I have not used C++ for many years and I am following your tutorial to refresh and update my knowledge.
The Pointers section explains * and & prefixes, but does not explain the & postfix. Fair enough, it will be introduced later.
In the Classes (II) section dealing with operator overloading the & postfix does appear, but with no explanation as to what it is.
Eventually in the Copy Constructor part of the next section it is described as a 'reference to the class itself', which still needs clarification.
As far as I am able to remember, I would define it as used on an argument that is passed as a pointer but used as if it has already been dereferenced. I think this should be explained at the start of the Classes (II) section. (especially if I have got it wrong!)
Suggesting changes to the content of CPlusPlus needs to be made to the site's admin (the "Spotted an error? contact us" link at the bottom of every page).
-- a reference is LIKE a pointer in many ways, but is not a pointer.
if you look at a tutorial on c++ references, it will help.
as far as your question...
class foo
{
foo (const foo &input); // header for copy constructor has a reference (not a pointer) to the same type as the class for its parameter (because you are planning on copying from a thing of type foo to another thing of type foo).
}
these work just like a reference parameter in any other function.
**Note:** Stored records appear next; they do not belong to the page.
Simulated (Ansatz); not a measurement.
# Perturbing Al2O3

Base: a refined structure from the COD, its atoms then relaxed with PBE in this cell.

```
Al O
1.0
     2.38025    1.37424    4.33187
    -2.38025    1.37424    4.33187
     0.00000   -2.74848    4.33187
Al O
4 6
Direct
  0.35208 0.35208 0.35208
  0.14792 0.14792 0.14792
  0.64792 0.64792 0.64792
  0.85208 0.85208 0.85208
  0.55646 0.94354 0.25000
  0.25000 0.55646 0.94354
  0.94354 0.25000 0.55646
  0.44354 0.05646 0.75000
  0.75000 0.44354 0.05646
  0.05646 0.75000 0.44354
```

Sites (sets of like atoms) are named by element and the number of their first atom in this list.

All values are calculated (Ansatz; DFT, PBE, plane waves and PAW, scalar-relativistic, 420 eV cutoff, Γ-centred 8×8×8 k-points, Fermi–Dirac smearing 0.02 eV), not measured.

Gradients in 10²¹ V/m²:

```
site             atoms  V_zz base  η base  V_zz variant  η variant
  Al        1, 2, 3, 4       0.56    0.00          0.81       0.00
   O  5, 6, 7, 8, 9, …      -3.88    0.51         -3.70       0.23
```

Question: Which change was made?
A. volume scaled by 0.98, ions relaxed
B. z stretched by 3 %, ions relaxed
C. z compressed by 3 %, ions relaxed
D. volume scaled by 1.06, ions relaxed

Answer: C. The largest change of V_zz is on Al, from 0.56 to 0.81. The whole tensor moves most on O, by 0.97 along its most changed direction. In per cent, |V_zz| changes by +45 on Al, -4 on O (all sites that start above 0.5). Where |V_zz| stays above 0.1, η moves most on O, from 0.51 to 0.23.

void bar(int &x); //x was passed by reference and if x is changed inside the function it will change what was passed into it. If this is not familiar, you need to stop here and study this carefully.
a reference is LIKE a pointer in many ways, but is not a pointer.
To forestall a bunfight that happens over and over... :)
While it is true that many implementations often choose to implement references "under the hood" as memory addresses (i.e. identical to a pointer), that's "just" an implementation detail. In the C++ language, a reference is not the same as a pointer, and a reference is not "just a dereferenced pointer".
As Jonnin says, a reference is not a pointer, even if compilers often choose to write the assembly code related to a reference similarly to how they write assembly related to pointers.